The twenty-something hustle continues in the European-party capital that is Berlin. Whether you’ve visited, lived in, loved, or hated this city there is one common thread—that you went to a good party. But despite its rep for ragers and raving there is much more to Berlin than we all think. Freedom and individuality colour the city’s inhabitants, who are young people from all over the world working in fashion, art, music, or likely something similar. And whether that work was found there too or in a country nearby like London or Paris; a home base in Berlin is within proximity to other European cities. Making it the perfect place to make sure you remain a part of everything Europe offers.

Berlin’s big-Euro-city counterparts often exclusively champion hard work and making it big, but Berlin is the place to lay your own path—even if it’s a leisurely one—making the city’s allure something completely different for every individual who embraces it.

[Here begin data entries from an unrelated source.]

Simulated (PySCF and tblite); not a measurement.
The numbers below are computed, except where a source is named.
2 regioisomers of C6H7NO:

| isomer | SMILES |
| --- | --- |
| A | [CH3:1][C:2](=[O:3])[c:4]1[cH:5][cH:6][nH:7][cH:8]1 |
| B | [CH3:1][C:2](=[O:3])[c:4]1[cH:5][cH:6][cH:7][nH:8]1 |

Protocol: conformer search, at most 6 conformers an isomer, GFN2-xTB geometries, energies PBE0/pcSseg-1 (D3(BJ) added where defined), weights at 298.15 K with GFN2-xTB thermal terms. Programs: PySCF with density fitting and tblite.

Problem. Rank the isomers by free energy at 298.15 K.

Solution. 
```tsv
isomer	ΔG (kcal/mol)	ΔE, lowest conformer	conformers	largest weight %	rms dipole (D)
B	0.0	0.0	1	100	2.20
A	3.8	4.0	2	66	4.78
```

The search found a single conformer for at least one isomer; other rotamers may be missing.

In conversation with four ex-Australians come Berliners, we spoke about what a creative’s life in Germany is really like and what took them there in first place.

01. Claire Collins, Model

How long have you lived in Berlin?

Since the summer of 2015. Which is usually when everyone comes here for a holiday—like I did but I ended up staying. It’s been about two years since.

What made you want to move there and what do you do?

I’d been coming every year since 2012 which was amazing, but it was nothing compared to what it’s like now that I live here. I work in fashion as a model, so it’s good to be so close to other countries in Europe as I mostly travel for work and there aren’t many jobs in Berlin. But that gives me the opportunity to miss it… I kind of moved here on a whim; I wanted to take a risk and get to know the city apart from its touristy/party-town rep. It has changed so much since I first got here so it feels pretty special being a part of that.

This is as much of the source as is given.